[Devel] Re: [PATCH 00/80] Kernel based checkpoint/restart [v18]
Rishikesh
risrajak at linux.vnet.ibm.com
Thu Sep 24 06:05:58 PDT 2009
Hi Oren,
I am getting following build error while compiling linux-cr kernel.
git://git.ncl.cs.columbia.edu/pub/git/linux-cr.git
...
76569 net/unix/af_unix.c:528: error: ‘unix_collect’ undeclared here (not
in a function)
76570 LD [M] drivers/net/enic/enic.o
76571 make[2]: *** [net/unix/af_unix.o] Error 1
76572 make[1]: *** [net/unix] Error 2
76573 make: *** [net] Error 2
76574 make: *** Waiting for unfinished jobs....
...
Let me know if you need config file.
-Rishi
Oren Laadan wrote:
> Hi Andrew,
>
> This is our recent round of checkpoint/restart patches. It can
> checkpoint and restart interactive sessions of 'screen' across
> kernel reboot. Please consider applying to -mm.
>
> Patches 1-17 are clean-ups and preparations for c/r:
> * 1,2,3,4 and 9,10: cleanups, also useful for c/r.

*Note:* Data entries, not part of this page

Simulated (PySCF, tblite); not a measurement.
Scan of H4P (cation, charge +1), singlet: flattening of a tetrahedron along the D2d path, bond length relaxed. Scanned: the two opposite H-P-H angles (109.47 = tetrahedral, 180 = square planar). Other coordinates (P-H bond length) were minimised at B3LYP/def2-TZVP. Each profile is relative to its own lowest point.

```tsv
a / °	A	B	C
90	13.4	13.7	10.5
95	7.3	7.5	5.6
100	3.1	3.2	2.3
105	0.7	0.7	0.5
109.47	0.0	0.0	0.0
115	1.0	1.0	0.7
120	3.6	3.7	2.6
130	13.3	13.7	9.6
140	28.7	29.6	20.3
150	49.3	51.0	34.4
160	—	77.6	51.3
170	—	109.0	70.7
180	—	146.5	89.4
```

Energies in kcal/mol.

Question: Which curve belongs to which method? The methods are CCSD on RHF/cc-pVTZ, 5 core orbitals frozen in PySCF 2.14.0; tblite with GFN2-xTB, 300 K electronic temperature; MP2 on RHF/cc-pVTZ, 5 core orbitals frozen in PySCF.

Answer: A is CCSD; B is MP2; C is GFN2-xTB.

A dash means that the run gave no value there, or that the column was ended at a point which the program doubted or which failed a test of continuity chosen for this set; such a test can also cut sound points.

> * 5,6: fix freezer control group
> * 7,8: extend freezer control group for c/r.
> * 11-17: clone_with_pid
>
> Patch 18 reserves the system calls slots - please apply so we
> don't need to keep changing them.
>
> Patches 19-80 contain the actual c/r code; we've exhausted the
> reviewers for most of them.
>
> Patch 32 implements a deferqueue - mechanism for a process to
> defer work for some later time (unlike workqueue, designed for
> the work to execute in the context of same/original process).
>
> Thanks,
>
> Oren.
>
> ----
>
> Application checkpoint/restart (c/r) is the ability to save the state
> of a running application so that it can later resume its execution
> from the time at which it was checkpointed, on the same or a different
> machine.
>
> This version brings support many new features, including support for
> unix domain sockets, fifos, pseudo-terminals, and signals (see the
> detailed changelog below).
>
> With these in place, it can now checkpoint and restart not only batch
> jobs, but also interactive programs using 'screen'. For example, users
> can checkpoint a 'screen' session with multiple shells, upgrade their
> kernel, reboot, and restart their interactive 'screen' session from
> before !
>
> This patchset was compiled and tested against v2.6.31. For more
> information, check out Documentation/checkpoint/*.txt
>
> Q: How useful is this code as it stands in real-world usage?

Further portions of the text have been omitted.